Islamabad—Two choppers belonging to military aviation started on Saturday rescue operation and took flight over the 7,285-metre Ogre-II peak off the Choktoi Glacier in the Gilgit-Baltistan to find out the missing American climbers Kyle Dempster and Scott Adamson who started their ascent 10 days ago.
The military aviation rescue teams have stepped up search for two American climbers who began their ascent of the Ogre-II peak off the Choktoi Glacier in the Gilgit-Baltistan on August 21, but went missing the next day and have not been seen since.
“Two helicopters belonging to military aviation flew over the mountains Saturday morning but there was no sign of the climbers,” Karrar Haidri, a spokesman for the Alpine Club of Pakistan told Pakistan Observer.
“The search goes on,” he added. Earlier, the helicopter search was delayed for days because of the adverse weather conditions. Authorities said that a team of local high-altitude rescuers was searching for the missing climbers for almost a week but bad weather has prevented them from ascending the peak.
Pakistan has long been a draw for foreign climbers lured by some of the most spectacular mountains on Earth, including the savage K2, the world’s second highest peak. Meanwhile, the global mountaineering community has raised $100,000 to find two American climbers who went missing in the Karakoram mountains 10 days ago.

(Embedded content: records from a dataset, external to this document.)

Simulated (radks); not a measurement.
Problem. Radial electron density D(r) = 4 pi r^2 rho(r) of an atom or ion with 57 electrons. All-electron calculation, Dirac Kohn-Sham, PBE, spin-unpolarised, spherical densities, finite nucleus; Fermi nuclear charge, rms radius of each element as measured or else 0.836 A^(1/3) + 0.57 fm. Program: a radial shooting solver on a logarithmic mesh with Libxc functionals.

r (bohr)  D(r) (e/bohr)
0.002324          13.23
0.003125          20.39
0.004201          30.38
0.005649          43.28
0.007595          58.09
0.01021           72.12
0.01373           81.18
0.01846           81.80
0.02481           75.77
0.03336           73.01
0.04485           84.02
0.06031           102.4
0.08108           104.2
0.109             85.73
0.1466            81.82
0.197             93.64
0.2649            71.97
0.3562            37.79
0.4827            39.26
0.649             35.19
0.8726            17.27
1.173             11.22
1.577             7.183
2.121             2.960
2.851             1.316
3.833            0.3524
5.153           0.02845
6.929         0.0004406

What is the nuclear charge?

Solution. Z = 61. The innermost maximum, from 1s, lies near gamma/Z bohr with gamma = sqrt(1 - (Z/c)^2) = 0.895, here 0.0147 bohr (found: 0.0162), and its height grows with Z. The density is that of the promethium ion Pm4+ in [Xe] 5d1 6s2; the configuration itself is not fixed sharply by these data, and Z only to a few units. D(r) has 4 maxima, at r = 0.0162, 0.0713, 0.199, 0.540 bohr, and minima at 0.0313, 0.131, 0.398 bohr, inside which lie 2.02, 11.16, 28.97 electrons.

Kyle Dempster and Scott Adamson went missing while attempting to summit the Ogre II in the Karakoram that stands some 7,000 metres high, said Karrar Haidri, spokesperson for the Alpine Club of Pakistan (ACP). “Climbers from around the world raised $100,000 in 15 hours to fund a search and rescue for the climbers. Helicopters may be chartered to fly around the mountain in search of the climbers, but not in the stormy weather. As of August 31, the efforts to locate the climbers have been limited to sending search parties on foot,” Mr Haidri said.
Before Saturday, army helicopters were not able to conduct a single sortie because of the weather. In the absence of proper rescue facilities in Pakistan, which is one of the most popular climbing destinations for veteran climbers, the ACP charters army helicopters for search and rescue operations which cost thousands of dollars by the hour
While the summer climbing season in the Karakoram Range is over, a handful of climbers were still attempting their summits and Kyle Dempster and Scott Adamson were trying to be the first to summit the Ogre II. According to the ACP, the two climbers set out on the north face of the mountain on August 21 and planned to reach the top and descend within five days.
They were last seen on Monday, August 22 by their Pakistani cook. The fundraising page of the global mountaineering community reads: “Please help these boys. We have also been required to transfer money for the helicopter rescue and porters on foot in search of Kyle Dempster and Scott Adamson. With the unreliable weather we are in [need] of more money every day.”